China has expanded upon its first-ever frontline military hotline with a foreign force, South Korea, a U.S. ally wedged between the geopolitical rivalry of Washington and Beijing. Chinese Foreign Minister Wang Yi (L) and South Korean Foreign Minister Kang Kyung-wha (R) greet prior to their meeting at the foreign ministry in Seoul, South Korea, in 2020.
Chinese Defense Ministry spokesperson Senior Colonel Tan Kefei announced Tuesday that the People’s Liberation Army and Republic of Korea Armed Forces revised a November 2008 memorandum of understanding that established lines of communication between the navies and air forces of the two nations.
“This current hotline is the first direct telephone link between the front-line troops of the Chinese military and a foreign military,” Tan said, “which has played a positive role in preventing misunderstandings and misjudgments between the Chinese and ROK naval and air forces’ front-line troops and strengthening crisis management and control by the two sides.”

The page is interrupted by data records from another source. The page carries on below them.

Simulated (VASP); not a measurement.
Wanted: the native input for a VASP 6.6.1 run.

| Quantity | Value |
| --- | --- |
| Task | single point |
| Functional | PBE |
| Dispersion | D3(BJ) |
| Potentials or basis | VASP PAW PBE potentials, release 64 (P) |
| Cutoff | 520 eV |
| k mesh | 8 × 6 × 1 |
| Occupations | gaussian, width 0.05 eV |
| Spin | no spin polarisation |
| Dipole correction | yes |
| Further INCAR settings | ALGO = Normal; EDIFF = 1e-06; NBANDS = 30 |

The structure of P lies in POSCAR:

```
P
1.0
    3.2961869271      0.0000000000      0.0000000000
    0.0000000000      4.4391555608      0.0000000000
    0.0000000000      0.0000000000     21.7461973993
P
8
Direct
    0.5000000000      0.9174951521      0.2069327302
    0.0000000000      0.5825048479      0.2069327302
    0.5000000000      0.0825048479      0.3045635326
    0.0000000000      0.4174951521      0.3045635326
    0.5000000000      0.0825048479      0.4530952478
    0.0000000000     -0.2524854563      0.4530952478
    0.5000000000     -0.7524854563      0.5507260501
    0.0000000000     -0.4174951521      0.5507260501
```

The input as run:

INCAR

The South Korean National Defense Ministry also released a statement noting the change, which it said would establish contact with China’s Eastern Theater Command, adding to the three existing lines with the Northern Theater Command.
The inter-Korean dispute once pitted the U.S. and China against one another on opposite sides of a bloody conflict that lasted from 1950 to 1953. An armistice ended the fighting, but the war technically remains ongoing to this day.
Still, Seoul has sought a warmer relationship with Beijing, even as Washington called on the international community to take a tougher approach to its top strategic competitor. While nearly 30,000 U.S. troops stationed in South Korea and a number of security agreements ensure the U.S.’ spot as top security partner, China is by far the country’s number one trading partner.
South Korean President Moon Jae-in has appealed to both President Joe Biden and Chinese President Xi Jinping for support in achieving peace with nuclear-armed North Korea. Efforts overseen by former President Donald Trump saw unprecedented progress but ultimately unraveled, with tensions having since returned to the Korean Peninsula.
But just as Biden prepared to take office in January, Moon sent a message that he would not be participating in the tougher approach against China assumed by Trump and embraced by his successor.
“South Korea–U.S. and South Korea–China relations are all equally important for us,” Moon said during a press conference just days before Inauguration Day in Washington.
About a month later, Chinese Foreign Minister Wang Yi spoke via telephone with his South Korean counterpart Chung Eui-yong to mark what the former called “the first year” of “cultural exchanges” between the two “strategic partners.”
The two also specifically discussed the Korean Peninsula, which Wang said is “crucial for respective interests of China and the ROK,” an acronym for the Republic of Korea, the official name of South Korea.
“China always appreciates the ROK’s unique role in Korean Peninsula affairs,” Wang said. “Both parties should strengthen communication and coordination, and make efforts to maintain peace and stability on the Peninsula, and achieve the full denuclearization of the Korean Peninsula and the establishment of a permanent peace regime on the Peninsula.”
Days later, the Biden administration held a trilateral meeting with South Korea and fellow U.S. ally Japan in order “to exchange views on shared North Korea-related challenges,” according to a State Department readout.
“The group discussed the ongoing U.S. DPRK policy review and stressed the importance of continued close cooperation and coordination,” it added, using an acronym for the Democratic People’s Republic of Korea, the formal title for North Korea. “They each shared their assessments of the current situation in North Korea and expressed their continued commitment to denuclearization and the maintenance of peace and stability on the Korean peninsula.”
Despite both being allies of Washington, tensions exist between Seoul and Tokyo as a result of historic wounds that remain unhealed from Japan’s use of South Korean so-called “comfort women” for sexual favors during World War II, as well as other forced labor practices employed during the war by the Japanese for which South Korea still seeks reparations.